AttackIQ, a cybersecurity startup that provides organizations with breach and attack simulation solutions, has raised $44 million in Series C funding as it looks to ramp up its international expansion.
The funding round was led by Atlantic Bridge, Saudi Aramco Energy Ventures (SAEV) and Gaingels, with existing vendors — including Index Ventures, Khosla Ventures, Salesforce Ventures and Telstra Ventures — also participating. The round brings the company’s total funding raised to date to $79 million.
AttackIQ was founded in 2013 and is based out of San Diego, California. It provides an automated validation platform that runs scenarios to detect any gaps in a company’s defenses, enabling organizations to test and measure the effectiveness of their security posture and receive guidance on how to fix what’s broken. Broadly, AttackIQ’s platform helps an organization’s security teams anticipate, prepare and hunt for threats that may impact their business, before hackers get there first.
Its Security Optimization Platform platform, which supports Windows, Linux and macOS across public, private and on-premises cloud environments, is based on the MITRE ATT&CK framework, a curated knowledge base of known adversary threats, tactics and techniques. This is used by a number of cybersecurity companies also building continuous validation services, including FireEye, Palo Alto Networks and Cymulate.
AttackIQ says this latest round of funding, which comes more than two years after its last, arrives at a “dynamic time” for the company. Not only has cybersecurity become more of a priority for organizations as a result of a major uptick in both ransomware and supply-chain attacks, the company also recently accelerated its international expansion efforts through a partnership with technology distributor Westcon.
The startup says it’s planning to use these new funds to further expand internationally through its newfound partnership with Atlantic Bridge, which will also see Kevin Dillon, the company’s co-founder and managing director, join the AttackIQ board of directors.

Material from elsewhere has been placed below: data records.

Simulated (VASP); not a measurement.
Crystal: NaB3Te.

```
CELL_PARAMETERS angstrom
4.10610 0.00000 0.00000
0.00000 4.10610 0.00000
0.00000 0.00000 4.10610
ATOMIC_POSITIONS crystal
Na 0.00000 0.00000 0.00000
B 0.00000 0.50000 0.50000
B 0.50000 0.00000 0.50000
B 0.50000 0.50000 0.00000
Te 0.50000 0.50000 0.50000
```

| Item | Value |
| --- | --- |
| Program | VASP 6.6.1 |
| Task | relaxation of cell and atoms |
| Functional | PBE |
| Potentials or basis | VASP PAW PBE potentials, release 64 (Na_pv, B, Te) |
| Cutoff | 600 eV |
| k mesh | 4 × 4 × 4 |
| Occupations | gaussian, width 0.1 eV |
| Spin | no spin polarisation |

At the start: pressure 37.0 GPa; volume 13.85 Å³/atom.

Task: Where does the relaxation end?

“AttackIQ has established itself as a category leader with a formidable enterprise customer base that includes four of the Fortune 20,” said Dillon. “We believe deeply in the company’s vision and potential to become the next billion-dollar cybersecurity software company and look forward to helping the company turn early traction in Europe and the Middle East into robust, long-term expansion.”
Brett Galloway, CEO of AttackIQ, said the round “reaffirms the strength” of its platform.
As well as enabling organizations to review the robustness of their security defenses, the startup also runs the AttackIQ Academy, which provides free entry-level and advanced cybersecurity training. It has accumulated 17,200 registered students to date across 176 countries.